TERRE HAUTE —
On the second track of Diamond Hill Station’s new CD, the band deftly rambles through a catchy, love-gone-wrong song called “Same Old Thing.”
There’s a beautiful irony in its title, because the Terre Haute-based bluegrass quartet’s latest album, “Katy Bar the Door,” is anything but the “same old thing.” It contains all original material, with the four members sharing the songwriting and lead vocal duties, in refreshingly bold fashion. The CD jacket cover features a billowing tornado, blending everything in its path, and the disc similarly stirs hints of jazz, blues and rock into Diamond Hill Station’s traditional bluegrass genre base. The group even takes on a fugue — a composition style rooted in 18th-century Europe.
As singer-guitarist Michael White stated, “We have always tried to separate ourselves from the other cookie-cutter bands, and with ‘Katy Bar the Door,’ we feel we have achieved that goal.” Indeed, mission accomplished.
Of course, attempting such a Beatles-esque democracy in writing and vocalizing comes with risk. The songlist offers no old standards to catch ears and jog memories. Likewise, stepping into a lead-singing spotlight may nudge some musicians outside their comfort zones. With a decade-long history as a band, Diamond Hill Station proves up to the challenge.
The two founding members, White and bassist Lloyd Shonk, deliver two varieties of compositions.
White covers heartache, loss and longing in “Same Old Thing,” “Nashville County Line,” “Dark Hollow Bend” and “Pretty Little Sally.” Any of the four will be crowd-pleasers at future gigs, but “Dark Hollow Bend” spins a woeful yet captivating tale of a young man who snubbed his mother’s warnings to steer clear of the river with catastrophic results.
Shonk injects spirit and sentimentality with rich gospel harmonizing on “Highway to Heaven” (written by his mother, Velda) and his own “Sundown,” a tribute to his father.
In his turn at the wheel, banjo ace Bruce Anderson steers Diamond Hill Station into fun detours off the bluegrass main street. “Tailspin Fugue” dips a toe into the 1800s classical pool, while “Storm in the Skillet” employs a folk-rock flavor; either of the two instrumentals could add color to a movie soundtrack. Anderson adds “Distant Star,” lyrically connecting the dots between constellations and a lost love, with shimmering major-to-minor chord changes. Each reveals the band’s fine instrumental chops.

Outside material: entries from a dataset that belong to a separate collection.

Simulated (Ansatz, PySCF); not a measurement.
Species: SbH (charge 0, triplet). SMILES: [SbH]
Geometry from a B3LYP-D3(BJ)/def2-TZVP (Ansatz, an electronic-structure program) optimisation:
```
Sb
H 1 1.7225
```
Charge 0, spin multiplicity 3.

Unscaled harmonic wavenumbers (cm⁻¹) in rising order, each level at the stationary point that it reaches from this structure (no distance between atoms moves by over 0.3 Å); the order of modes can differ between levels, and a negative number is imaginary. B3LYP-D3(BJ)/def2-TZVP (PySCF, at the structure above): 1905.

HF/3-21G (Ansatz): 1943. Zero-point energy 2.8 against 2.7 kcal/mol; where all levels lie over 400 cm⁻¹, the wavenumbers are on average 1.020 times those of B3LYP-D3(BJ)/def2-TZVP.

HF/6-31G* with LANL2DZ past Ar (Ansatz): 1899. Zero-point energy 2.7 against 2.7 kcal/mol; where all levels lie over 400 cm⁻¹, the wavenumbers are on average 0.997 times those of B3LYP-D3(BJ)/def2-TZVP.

Mandolinist Dave Bagdade shows a keen understanding of a good song hook, penning the title track, “We Can Just Pretend” and “Somebody Else’s Problem.” The opener, “Katy Bar the Door,” describes a true love in a prairie homestead, where “things are real pleasant here in no-man’s land” and a couple braces together for a storm, huddled under the stairs, “bundled in her prayers.” By contrast, “We Can Just Pretend” playfully hopes for a connection that may not exist, while “Somebody Else’s Problem” bids a humorous, relieved, don’t-let-the-door-hit-you-on-the-way-out “goodbye” to an old flame who ran off.
The album remains experimental yet cohesive, with veteran producer Don Arney overseeing the recording process at his Quantam Music Production studio in southern Vigo County, along with assistant mix engineer Joe Syester. The end result, “Katy Bar the Door,” is an almost-perfect storm of bluegrass-driven creativity.